What is worth noting are the inflected forms of word schwarz - schwarzes and Schwartze.
Also the Wei\u00dfer is interesting - \u00df is the escaped Unicode value of grapheme ß.
weiss matched Weißer - the form is inflected, and grapheme equivalency is preserved.
Like in the English example, stop word (oder) is ignored.

Gotchas

In some cases, natural language processing can lead to surprising results.
Let’s search for the answer to the famous question: To be, or not to be?:

curl localhost:8080/query -XPOST -d $'
{
  me(func:alloftext(name@en, "To be, or not to be?")) {
	name@en
  }
}' | python -m json.tool | less

The query gives no results, while the term matching query:

curl localhost:8080/query -XPOST -d $'
{
  me(func:allofterms(name@en, "To be, or not to be?")) {
	name@en
  }
}' | python -m json.tool | less

gives two results:

{
    "me": [
        {
            "name@en": "To Be or Not to Be"
        },
        {
            "name@en": "To Be or Not to Be"
        }
    ]
}

What happened? To be, or not to be? consists of stop words only. After FTS/NLP processing, there are no movies that match the query.

Regular Expressions (regexp)

Regular expressions are extremely useful for creating sophisticated matchers.

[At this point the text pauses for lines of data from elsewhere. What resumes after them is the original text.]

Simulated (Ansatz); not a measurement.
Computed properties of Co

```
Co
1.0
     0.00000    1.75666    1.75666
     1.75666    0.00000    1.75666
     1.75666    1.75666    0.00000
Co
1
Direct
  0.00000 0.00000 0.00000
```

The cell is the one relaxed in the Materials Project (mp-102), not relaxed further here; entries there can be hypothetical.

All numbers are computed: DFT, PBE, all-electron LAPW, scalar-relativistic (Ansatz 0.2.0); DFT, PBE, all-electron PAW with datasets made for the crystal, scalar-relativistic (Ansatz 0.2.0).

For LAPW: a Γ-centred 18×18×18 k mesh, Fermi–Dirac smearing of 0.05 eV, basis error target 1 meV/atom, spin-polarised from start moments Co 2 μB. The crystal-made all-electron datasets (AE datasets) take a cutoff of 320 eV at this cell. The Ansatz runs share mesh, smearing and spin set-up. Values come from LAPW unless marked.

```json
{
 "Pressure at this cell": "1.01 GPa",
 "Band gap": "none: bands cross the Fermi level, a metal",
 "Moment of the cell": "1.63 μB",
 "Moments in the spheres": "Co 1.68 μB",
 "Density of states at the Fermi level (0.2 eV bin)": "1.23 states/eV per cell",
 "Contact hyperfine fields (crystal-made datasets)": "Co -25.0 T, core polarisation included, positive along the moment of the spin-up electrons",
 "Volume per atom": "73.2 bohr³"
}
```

For example, all titles starting with a word containing night but not knight may be matched using following query:

curl localhost:8080/query -XPOST -d $'
{
  me(func:regexp(name, "^[a-zA-z]*[^Kk ]?[Nn]ight")) {
	name@en
	name@de
	name@it
  }
}' | python -m json.tool | less

There are 84 results in the test dataset - too much to quote.

Summary

Dgraph supports many very powerful ways of string matching. I hope this post will help you choose the one best for you particular needs. Natural language processing employed for full text search may be the best choice for lookup based on users input. If more strict matching is required, term matching should give good results. And to get the most precise results of complicated text searches regular expressions can be used.


(Motakjuq) #2

you should post this entry into dgraph blog for not losing the information.


(Manish R Jain) #3

We’ll be posting this on Monday. @pawan @tzdybal